While we were out in New Orleans at the National Conference on Volunteering and Service, the good folks at Deloitte put out the latest update in their annual Volunteer IMPACT Research Series, and we’re delighted to share some of the findings with you.
Each year Deloitte’s Volunteer IMPACT Research series explores a different facet of the relationship between workplace volunteering and corporate interests. (You can see reports from the entire series here.) The 2011 survey was commissioned to explore the connection between workplace volunteerism activities, employee engagement, and Millennials.
Using indicators such as workplace satisfaction, pride and loyalty, they compared the responses of Millennials who frequently volunteer against those who infrequently or never volunteer. Specifically, the survey targeted employed adults, ages 21 – 35. Further, the survey explored key barriers and drivers to participation in volunteer programs.
The 2011 data show that, in stark contrast to those Millennials who rarely or never volunteer through company-sponsored programs, those who do frequently get involved in nonprofit service are more likely to be proud, loyal and satisfied employees. What’s more, Millennials who frequently volunteer are nearly twice as likely to be “very satisfied” with the progression of their career — and two times more likely to rate their corporate culture as “very positive” as compared to those who rarely or never volunteer (56% versus 28%).

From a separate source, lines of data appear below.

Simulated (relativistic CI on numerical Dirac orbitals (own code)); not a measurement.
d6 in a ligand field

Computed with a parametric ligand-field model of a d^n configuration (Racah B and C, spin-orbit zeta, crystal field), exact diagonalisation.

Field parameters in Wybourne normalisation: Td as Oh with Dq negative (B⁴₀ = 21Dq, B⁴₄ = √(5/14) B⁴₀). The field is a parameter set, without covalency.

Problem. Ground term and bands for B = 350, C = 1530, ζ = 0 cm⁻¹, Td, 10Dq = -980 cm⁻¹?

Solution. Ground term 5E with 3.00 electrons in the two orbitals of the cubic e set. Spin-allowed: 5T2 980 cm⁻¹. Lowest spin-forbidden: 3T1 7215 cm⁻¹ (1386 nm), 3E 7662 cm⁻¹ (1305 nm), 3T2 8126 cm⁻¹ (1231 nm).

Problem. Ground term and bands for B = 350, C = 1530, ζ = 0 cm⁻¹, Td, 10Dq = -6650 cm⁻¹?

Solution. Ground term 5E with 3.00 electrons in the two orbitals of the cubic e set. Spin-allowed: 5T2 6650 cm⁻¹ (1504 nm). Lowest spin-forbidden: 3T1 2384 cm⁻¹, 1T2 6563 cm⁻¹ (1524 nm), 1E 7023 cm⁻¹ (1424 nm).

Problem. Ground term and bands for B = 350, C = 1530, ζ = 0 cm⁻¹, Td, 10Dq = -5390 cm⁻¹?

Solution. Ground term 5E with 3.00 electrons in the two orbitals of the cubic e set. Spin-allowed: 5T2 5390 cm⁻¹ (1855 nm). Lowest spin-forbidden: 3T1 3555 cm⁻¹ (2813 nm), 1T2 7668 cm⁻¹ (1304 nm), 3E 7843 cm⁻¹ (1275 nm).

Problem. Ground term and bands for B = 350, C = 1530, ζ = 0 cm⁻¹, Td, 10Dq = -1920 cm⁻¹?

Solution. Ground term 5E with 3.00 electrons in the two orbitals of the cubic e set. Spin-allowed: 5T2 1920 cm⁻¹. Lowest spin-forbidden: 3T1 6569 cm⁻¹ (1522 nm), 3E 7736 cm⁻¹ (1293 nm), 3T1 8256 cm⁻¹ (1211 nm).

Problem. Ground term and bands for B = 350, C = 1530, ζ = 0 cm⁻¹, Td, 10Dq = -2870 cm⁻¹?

Volunteering As a Business Strategy
At a time when this and other studies reveal that one-third of Millennials are considering other job opportunities, Deloitte’s findings offer a strong argument for making volunteerism a business priority. Companies that view their volunteer programs as strategic assets and factor community involvement into their business planning may have a distinct advantage when it comes to engaging this civic-minded generation of workers.